Post by Dean Hoffman
That's true of all plants... over watering (and too frequently) is far
worse than underwatering. Corn needs a good amount of moisture when
first starting out but once it's root system begins to develop it's
far better not to water but only occasionally and deeply... with corn
especially too much water will cause the plants to rot and mildew.
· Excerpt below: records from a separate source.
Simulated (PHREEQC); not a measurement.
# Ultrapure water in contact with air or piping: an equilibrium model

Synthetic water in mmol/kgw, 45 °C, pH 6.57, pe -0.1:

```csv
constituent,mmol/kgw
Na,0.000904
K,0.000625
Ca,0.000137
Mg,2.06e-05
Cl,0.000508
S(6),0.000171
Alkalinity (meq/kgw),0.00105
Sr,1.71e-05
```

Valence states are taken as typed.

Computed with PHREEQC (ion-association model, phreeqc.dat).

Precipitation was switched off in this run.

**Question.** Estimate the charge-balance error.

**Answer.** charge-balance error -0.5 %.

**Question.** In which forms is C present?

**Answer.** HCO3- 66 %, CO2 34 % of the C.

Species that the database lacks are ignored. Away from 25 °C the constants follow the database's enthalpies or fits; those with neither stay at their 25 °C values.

Anyone not comatose who has ever observed a corn field would have
noted that the corn planted close to culverts and roadside ditches
quickly dies... you cn actually see teh progression of dead plants to
stunted plants that eventually are normal sized healthy plants as they
are furher from the wet soil. Corn doesn't require much water once it
reaches about 3', it's foliage is so dense that the sun can't easily
penetrate to the ground (except at the noon hour) so it stays moist
for a long time even through protracted dry spells. It's only with
newly planted fields where corn really suffers from lack of
moisture... once corn is taller than a man it's best it doesn't rain
until after harvest. Most home gardeners have little luck with corn
because they plant too widely spaced (not enough shade and poor
pollination) and then to add insult to injury they over water (and
water incorrectly by wetting the foliage). A lot of novice gardeners
over water, so the plants never develop a proper root system, probably
why so many think corn has shallow roots.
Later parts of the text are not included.